The creation of Northland's second marine reserve is a world first, reckons Ngunguru marine expert, Wade Doak.
The 237ha reserve in Whangarei Harbour comes after 16 years effort and the work of more than 1000 Kamo High School pupils.
Former Kamo pupil Samara Sutherland, 26, who has campaigned for the "wet library" since she was a Year 13 geography student, still marvels that it's the work of school kids.
So does Mr Doak. "This is unprecedented, that generations of high-school kids have fought for a marine protected area and succeeded."
Faced with criticism for robbing recreational boaties of fish-rich water near Reotahi, Ms Sutherland said it was a "very small" marine reserve.
Less than 1 per cent of New Zealand's mainland waters had marine reserve status, she said.
Ms Sutherland is passionate about changing attitudes and fighting for the environment. "I fight for Mother Earth. Some think it's ours to trample on. It's ours to work with, to be part of."

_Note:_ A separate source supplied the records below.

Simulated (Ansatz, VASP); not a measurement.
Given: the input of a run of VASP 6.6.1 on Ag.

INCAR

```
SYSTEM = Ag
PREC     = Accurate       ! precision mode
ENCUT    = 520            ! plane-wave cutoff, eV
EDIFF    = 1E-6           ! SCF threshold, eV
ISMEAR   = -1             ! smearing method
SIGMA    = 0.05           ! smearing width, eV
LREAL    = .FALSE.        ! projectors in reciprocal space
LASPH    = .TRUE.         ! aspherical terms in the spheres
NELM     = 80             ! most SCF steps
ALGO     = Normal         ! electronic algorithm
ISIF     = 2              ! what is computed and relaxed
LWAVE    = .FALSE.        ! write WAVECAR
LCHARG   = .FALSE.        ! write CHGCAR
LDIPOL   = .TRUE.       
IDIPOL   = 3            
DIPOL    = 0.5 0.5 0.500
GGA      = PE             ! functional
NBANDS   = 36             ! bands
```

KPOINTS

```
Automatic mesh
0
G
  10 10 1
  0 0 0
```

With an environmental studies degree, her diving instructor ticket and rescue-diver status, she now co-ordinates Experiencing Marine Reserves.
The group shows students protected and unprotected marine areas so they can see what reserve status can do.
Until now Ms Sutherland has had to take young Northlanders south to Goat Island, near Leigh, to see a protected part of the coast. Now a rich piece of the sea at their doorstep has special protection.
Josh Sayer, 14, and Sam Metcalfe, 13, are part of this year's 30-strong Whangarei Harbour Marine Reserve supporters group, backing up the work of the Year 13 students. They're both keen fishers and "spear-os" but they can also see the benefits of reserves.
During a 25-minute snorkel yesterday they saw spotties, parore, sea hare, strange sponges, tubeworms, triplefins, horse mussels and goatfish.
"It's exciting to see what will happen once this area is protected," Ms Sutherland said. "What new things are we going to find out about the ecosystem?"
Fishers: We want to have a say
Whangarei boat operators and fishing fans say they can't stop the Whangarei Harbour Marine Reserve opening today - but they want more consultation for any more.
Recreational fisher Kevin Purdy said the chosen areas were ones where many people liked fishing.
"I'm not against marine reserves but I don't like the way the whole thing's being done willy-nilly, without any research on whether it's going to benefit the people out there," he said.
"A lot of people fishing on the shore and in aluminium boats only go there on nice sunny afternoons and on weekends.
"They just can't see a minority group take that away."
Tutukaka charter boat operator Peter Saul said the whole process was conducted in an "ad hoc" manner.
"It would've been far better to have a consensus approach and involve the people, rather than picking areas at random."
Overall he backed the idea mooted by Kamo High School pupils and teacher Warren Farrelly 16 years ago. But he felt Passage Island was too close to the Marsden Pt oil refinery and port to be suitable for a marine reserve.
Celebratory feeling is a little reserved
Conservationists are celebrating the opening of Northland's second marine reserve but the feeling is tinged with disappointment.
As well as Waikaraka's mangroves and the rocky depths around Passage Island, the Whangarei Harbour Marine Reserve's original proposal included a larger area of mudflats around Matakohe/Limestone Island but that was dropped after opposition.
Marine expert Wade Doak said the Kamo High School students' original vision was to protect a series of three different habitats. While marine life around Motukaroro was exceedingly rich, Waikaraka's mangroves were "pretty lacklustre".
"It was meaningful only when part of a sequence.
"The three habitats would've given the kids a benchmark, to show them what different environments are like without interference.
"Part of me feels I should be happy they've got what they have but miserable old Doak still thinks the kids should've got a better deal."
Kamo-based marine reserves advocate Vince Kerr was also disappointed.
The students had answered all objections but, between the end of the public process and Department of Conservation handing its report to the Government two years later, Matakohe was dropped.
However, the students' achievement was huge nonetheless.
"As an example of what they can achieve, the quality of their work and the challenges they faced year after year - I think it's just fantastic."